The reality is that our reps are not going to get the job done for us. We are viewed as a “rich town” and with cities like Lawrence in the financial toilet we will be left to fend for ourselves. The Speaker and Senate President are probably wondering how they can put their hands further in our pockets rather than providing us aid.

The money is not here either. Our non Property Tax sources of revenue look like they will be down about $2 million from last year. In order to fund the School increases there are only 2 choices that I see available.

1. A Prop 2.5 override on the order of 500k to 1 million.
2. Funding from a combination of transfers from stabilization and release of a significant part of the Telecom money being held in the Overlay Reserve Fund.

We have families in town who are in real economic distress and I think option 1 is very unpalatable. Option 2 requires the consent of the Board of Assessors.

Pick your poison

Marnie Hoolahan
14 years ago
Reply to  Al Hamilton

I understand the assumption that we are a “rich” town but should that preclude us from asking? Has the Town or the Advisory Committee reached out to our State Representatives to discuss the SPED program funding? If the Town or Advisory committee has reached out, what was the response? I have sent a note to Carolyn Dykema this morning asking what and how we may appeal or negotiate the funding discrepancy. I hope to have a response that we can sink our teeth into.

Are you able to comment on the salary increases that our town employees received for the past 2 years to be able to provide comparisons?

Sue- Thank you for the clarity of the salary increases. I had not realized that the increases were relatively similiar to this final year proposed 3.5% increase.

Al Hamilton
14 years ago

I will try to find out what the increases were I don’t have that info readily available.

Al Hamilton
14 years ago

I know that the Selectmen met with our representatives as reported on these pages. I don’t have a lot of hope that we will receive anything but concerned looks and grave nods. We are part of the larger metro west community that has to pay a tax just to get to work on the pike that no one else does that should give you some idea about our clout.

I actually do not think it is appropriate for Advisory to negotiate with our elected representatives. Advisory is a legislative sub committee (town meeting is our legislature). I believe that the responsibility for negotiating is the responsibility of the proper elected executive body. Just as it is the Governors or Presidents responsibility to represent the Commonwealth/Country outside of our borders.

That means that lobbying our representatives for increased aide is of course the right of any citizen and for SPED funding the primary executive is the K-8 School Committee. They only meet once a month.

We need to be clear about where the responsibility lies. The Board of Selectmen have no responsibility for nor authority over the Schools. The various School Committees are co equal and completely independent of the BOS.

14 years ago

I actually just talked with Senator Eldridge’s office and Representative Dykema’s office….both are very receptive to hearing from their constituents. They encourage residents of Southboro to contact them with their concerns. I spoke with two very friendly, knowledgeable staffers who explained the ‘process’ and listened to the details of the school budget. More of us should pick up the phone or write a letter (they did acknowledge they do get an awful lot of emails…and sometimes the more personal approach can help!) I asked why we didn’t get “stimulus’ monies other towns are being granted; and since our SPED outplacement is increasing by $638,000 for FY11, how can the reimbursement be cut $400,000 and how does Southboro compare to similar size school districts and the amount of reimbursement the school receives vs how many students receive services? I look forward to hearing back from them and I encourage more residents to call/write and voice their concerns. (Susan has a post on Jan 14 that listed all the contact info)

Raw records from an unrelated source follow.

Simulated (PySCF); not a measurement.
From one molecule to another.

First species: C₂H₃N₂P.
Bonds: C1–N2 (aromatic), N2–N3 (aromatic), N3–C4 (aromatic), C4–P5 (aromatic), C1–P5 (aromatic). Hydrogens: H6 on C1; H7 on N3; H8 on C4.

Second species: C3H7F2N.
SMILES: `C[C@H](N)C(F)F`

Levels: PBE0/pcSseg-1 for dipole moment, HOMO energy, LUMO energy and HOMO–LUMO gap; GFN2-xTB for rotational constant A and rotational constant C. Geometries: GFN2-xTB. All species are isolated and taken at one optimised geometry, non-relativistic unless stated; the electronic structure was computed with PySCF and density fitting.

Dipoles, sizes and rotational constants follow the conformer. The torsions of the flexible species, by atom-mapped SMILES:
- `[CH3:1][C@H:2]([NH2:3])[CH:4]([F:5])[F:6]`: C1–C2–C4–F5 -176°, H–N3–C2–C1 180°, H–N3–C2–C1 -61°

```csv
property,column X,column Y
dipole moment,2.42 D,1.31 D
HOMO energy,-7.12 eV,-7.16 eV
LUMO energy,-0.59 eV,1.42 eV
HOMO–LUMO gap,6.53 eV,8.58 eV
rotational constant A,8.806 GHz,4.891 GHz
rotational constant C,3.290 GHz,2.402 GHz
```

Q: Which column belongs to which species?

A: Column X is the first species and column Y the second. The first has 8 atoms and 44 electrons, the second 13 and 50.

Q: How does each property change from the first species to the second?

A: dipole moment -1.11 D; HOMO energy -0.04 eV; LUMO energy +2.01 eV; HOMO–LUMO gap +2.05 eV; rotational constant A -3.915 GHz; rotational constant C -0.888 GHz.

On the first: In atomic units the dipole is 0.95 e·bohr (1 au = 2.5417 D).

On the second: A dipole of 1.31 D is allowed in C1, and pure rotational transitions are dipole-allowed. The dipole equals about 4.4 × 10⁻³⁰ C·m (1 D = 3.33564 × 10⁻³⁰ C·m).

We all have heard SPED services are mandated services that the school needs to provide. Just so you know the numbers: The amount for FY11 is $1,834,458 ($1,563,178 for Outplacement services and $271,280 for transportation for those services). Now, there is an increase of $638,000 (outplacement) compared to last year and we were cut $400,000. Mention these numbers when you call the State House. The rest of the our school SPED programs cost almost another $3 million dollars for “in-house” services (special teachers, psychological services, health services, special technology etc). Please don’t feel I’m blaming SPED for the increase in the budget but those numbers cannot be ignored. I hope the teacher’s union is seriously considering an increase in their contribution for health care to be in line with other Town employees, that only seems fair. As far as their pay increase, Marnie is right….have we ever thrown money at them when times were good? I believe the next contract will be negotiated very stringently.

I want residents to look at everything that is included in our school budget (come and ask questions at School Committee tonight!) The attitude of ‘they have to give up something’ is only going to hurt the students and the investment we’ve already made into a solid educational system. I hope, as Al pointed out, that all avenues are looked at including using funds from Stabilization and as for the Overlay Reserve fund what is the timing of those ‘cases’??

I urge all parents of school aged children (and those who will eventually be in the system) check the meeting times of the Advisory Board Meetings, BOS meetings, School Committee meetings and any other ones that may be scheduled to talk about the Town budget…(I went to last Monday’s AB and I have to say I learned alot about the Fire department and Library)….show-up at those meetings and learn about the dire need the town is in….if you want to influence anything NOW is the time. While attendance at Town Meeting is ESSENTIAL, by that point the numbers have been decided.

Al Hamilton
14 years ago

The timing on the telecoms cases as reported by the Town assessor (who by the way is a real asset he had done a great job using technology to get productivity improvements) is as follows:

1. Through 2009 of the monies paid by the telecoms as property taxes has been reserved in case we had to pay it back.
2. The SJC has made sufficient rulings to lead us to believe that we will be entitled to a significant fraction of the money witheld. Towards that end since 2010 (This FY) the monies being paid are no longer being withheld they are going to the general fund just like everyone’s taxes.
3. The balance in the overlay reserve fund due to the telecoms suit is about $2.3 million.
4. There are ongoing negotiations with the telecoms companies about settling.

While I would personally prefer to return the $2.3 million to the taxpayers who had to overpay to cover the reserve I am not naive enough to think that position would prevail. If the suits are sufficiently resolved to permit the current part of the tax liability to go to the general fund then it seems to me that some portion of the $2.3 million might be prudently released to provide relief to hard pressed tax payers and avoid painful cuts this FY.

We have a big problem in that our business model is not sustainable and we need to address labor costs, occupancy patterns and effective use of technology to improve productivity but those are larger questions that will not get resolved in the next 60 days.

14 years ago

I agree with Bonnie. If the teachers would agree to pay 25% of their health care as all other town employees do, or give up anything, then they could maintain their illusory student teacher ratio. (this fictional ratio that only applys only for the instant students are in home room before they split up for gym, art, music or whatever when other teachers not included in the ratio take over)

interested parent
14 years ago

i’d be very willing to send an email to every relevant politician who depends on my vote… this might be a great place to publish those specific addresses… they need to hear from all of us about helping us fund their mandates.

i moved to this town because of the schools, i paid a premium for my home because of the schools and now pay pretty steep taxes because of the schools… That said, i am very concerned about any effort to weaken that system. My kids are getting a great education. Altho my property values have dropped from their record highs, Southboro is still one of the most desirable towns in the area and recent report on median home prices in the Metrowest paper seems to back me up. I’ve been out of work since november but strongly believe that we can not pinch pennies when in comes to the quality of our kids education.